African cooking styles are as rich and varied as the cultural influences found throughout the continent.
In most African countries vegetable, bean, and lentil dishes are extremely popular. Meat may be added to add a flavor, rather than as the main ingredient. Meats may also be flavored with smoked fish or prawns (shrimp).
Cultural uses of foods
Traditionally when a Cape Malay woman entered her new home, she put containers with three foods in her cupboards.
Rice: her cupboards would never be empty
Sugar: sweetness would always fill her house
Salt: kept evil spirits out
Each container stayed in the cupboard until the family moved again.
(from Flavors of Africa cookbook, 1998)
Essential staples, such as yams, cassava, plantains, rice, and nuts are used in African cooking. In tropical African countries mangoes, avocados, and paw paw, are eaten.
To enhance a dish, herbs and spices are used. Spices may include: cardamom pods, ground cumin, black pepper, coriander, garam masala, tumeric, and black mustard seeds.
A characteristic dish in the African cuisine is a rich casserole, that uses a variety of meats or fish, which may be fresh, dried, or smoked. Exotic spices liven up the taste buds. A casserole can be further enhanced by serving a sauce. A good example of a common sauce is the pepper sauce. This is made by mixing tomatoes, onions, peanut oil, chilli powder, a dash of thyme and coriander powder, and salt to taste.

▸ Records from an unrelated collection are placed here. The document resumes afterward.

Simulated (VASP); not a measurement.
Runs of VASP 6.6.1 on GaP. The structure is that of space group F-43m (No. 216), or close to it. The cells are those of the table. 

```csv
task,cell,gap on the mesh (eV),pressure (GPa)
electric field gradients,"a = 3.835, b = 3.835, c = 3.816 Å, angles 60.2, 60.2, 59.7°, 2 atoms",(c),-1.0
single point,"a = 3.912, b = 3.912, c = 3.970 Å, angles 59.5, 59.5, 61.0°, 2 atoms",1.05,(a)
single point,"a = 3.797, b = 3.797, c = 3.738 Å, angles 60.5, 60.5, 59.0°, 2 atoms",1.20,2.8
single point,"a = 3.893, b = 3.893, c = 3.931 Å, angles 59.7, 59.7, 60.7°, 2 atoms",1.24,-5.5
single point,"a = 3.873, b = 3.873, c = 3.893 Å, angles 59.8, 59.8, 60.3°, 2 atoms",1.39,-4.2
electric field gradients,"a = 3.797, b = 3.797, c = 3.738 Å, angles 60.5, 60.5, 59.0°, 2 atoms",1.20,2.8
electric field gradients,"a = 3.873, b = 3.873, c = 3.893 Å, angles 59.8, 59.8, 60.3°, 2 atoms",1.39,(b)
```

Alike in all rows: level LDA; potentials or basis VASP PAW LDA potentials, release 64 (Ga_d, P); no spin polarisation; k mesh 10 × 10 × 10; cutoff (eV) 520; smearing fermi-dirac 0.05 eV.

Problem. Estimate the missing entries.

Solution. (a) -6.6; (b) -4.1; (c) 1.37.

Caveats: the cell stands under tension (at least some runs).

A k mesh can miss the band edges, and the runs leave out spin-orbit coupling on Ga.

Another popular African dish is sweet potato and yam fufu. The ingredients include sweet potatoes, yams, and water to cook. Peeled yams and sweet potatoes are boiled until soft. Once soft, the cook removes them from the water and pounds them with a pestle until they are satiny smooth and like a soft dough in texture. Fufu is eaten with a fish or meat stew, or a vegetable soup.
To capture the authentic flavors of African cooking, be creative. By making a delicate blend of spices with your fish, meat, or vegetables, you will learn how to enhance your flavors. There will be always room for tasting a new flavor when trying African cooking.